Over 60 years of total fire suppression policy led to more intense fires that are more dangerous and difficult to extinguish.
The cost of fire suppression, unsurprisingly, has increased from 16 to over 50 percent of the U.S. Forest Service’s annual budget.
Government wildfire policy has actually made fires worse
Wildfires are currently burning in several southeastern states, threatening homes and businesses and resulting in poor air quality and health concerns for citizens. These fires come on the heels of a long, dry summer season that led to large fires in Canada and out west as well as a severe drought in the southeast. Such conditions affect farmers and urban dwellers alike. While dry and burning land destroys crops, smoke from fires also causes or exacerbates respiratory issues like asthma and reduces visibility.

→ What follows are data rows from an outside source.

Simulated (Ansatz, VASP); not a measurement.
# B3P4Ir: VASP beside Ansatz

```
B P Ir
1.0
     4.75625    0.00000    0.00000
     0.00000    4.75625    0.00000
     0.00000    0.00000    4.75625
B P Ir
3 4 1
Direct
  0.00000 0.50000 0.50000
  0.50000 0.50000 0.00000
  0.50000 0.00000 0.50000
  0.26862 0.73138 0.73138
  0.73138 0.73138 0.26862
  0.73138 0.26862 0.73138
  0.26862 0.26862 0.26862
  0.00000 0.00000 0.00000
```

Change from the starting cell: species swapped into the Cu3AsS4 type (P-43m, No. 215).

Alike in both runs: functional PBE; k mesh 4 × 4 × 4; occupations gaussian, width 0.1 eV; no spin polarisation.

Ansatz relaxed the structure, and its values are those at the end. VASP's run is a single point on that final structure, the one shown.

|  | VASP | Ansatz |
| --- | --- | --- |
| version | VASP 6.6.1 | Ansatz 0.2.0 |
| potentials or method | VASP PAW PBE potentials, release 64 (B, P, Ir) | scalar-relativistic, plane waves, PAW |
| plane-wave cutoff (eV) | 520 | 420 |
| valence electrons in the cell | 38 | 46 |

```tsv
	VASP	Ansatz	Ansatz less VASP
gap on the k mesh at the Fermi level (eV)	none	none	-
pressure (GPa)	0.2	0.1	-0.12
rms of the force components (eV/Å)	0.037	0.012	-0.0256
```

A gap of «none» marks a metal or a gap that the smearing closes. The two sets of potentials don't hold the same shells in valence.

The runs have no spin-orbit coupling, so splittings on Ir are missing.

Just like some other natural disasters, wildfires have been increasing in number and intensity. Many factors are to blame, the most obvious being climate change, urban sprawl and migration into more remote, mountainous or forested areas. However, previous wildfire suppression policies are also at fault.
That’s right: There are bigger, hotter and more frequent wildfires because of policies that focused on quickly and efficiently suppressing them in the past.
After several large fires in 1905 and 1910, conservationists called for total fire suppression in order to protect timber, a valuable resource for a growing economy, and the United States Forest Service became the primary federal agency tasked with firefighting efforts. The U.S. Forest Service is still the main agency that works with the Department of Interior and state and local agencies to craft policy, provide resources, and fight wildfires.
In 1935, a series of more fires led to the “10 a.m.” policy, with an aim to suppress all fires by 10 a.m. the day after they started. Scientific research, however, began highlighting the positive effects of fire on the landscape. Regular fires clear out overgrowth and dead foliage and, in some cases, are the catalyst for new growth (such as for Sequoia treegermination). This new research confirmed the actions of farmers, ranchers, and lumbermen – who had been working with fire for hundreds of years – changed the views of conservationists, and resulted in the abandonment of the 10 a.m. policy in 1978.
Over 60 years of total fire suppression policy led to more intense fires that are more dangerous and difficult to extinguish. For instance, devastating fires hit Yellowstone National Park in 1988, destroying swaths of trees that are still charred to this day. Coupled with more people living near forests and wildlands, these fires now threaten more people and resources than ever before. The cost of fire suppression, unsurprisingly, has increased from 16 to over 50 percent of the U.S. Forest Service’s annual budget.
Tasked with fixing their past mistakes, the U.S. Forest Service and other agencies are trying to practice more prescribed burning and manual clearing of overgrowth. Yet, controlled burns can quickly get out control if weather conditions change, such as when a fire that began as a prescribed burn turned deadly in Colorado in 2012. The alternative, manual clearing, is a slow, labor-intensive and costly process.
This challenge seems daunting to overcome, since as we’ve seen, well-intentioned one-size-fits-all federal policies can lead to devastatingly unintended consequences.
However, private forests, residential communities and non-profits are also responding to the challenge. While the U.S. Forest Service and other agencies often supports these decentralized efforts, wildfire policy still assumes that the response is inherently governmental. In order to limit the unintended consequences of bad national policies, conservationists should move more responsibility to the local level. More solutions and approaches by various conservationists, scientists, and residents will likely have a better chance of protecting forests and harnessing the role of wildfire in thriving environments.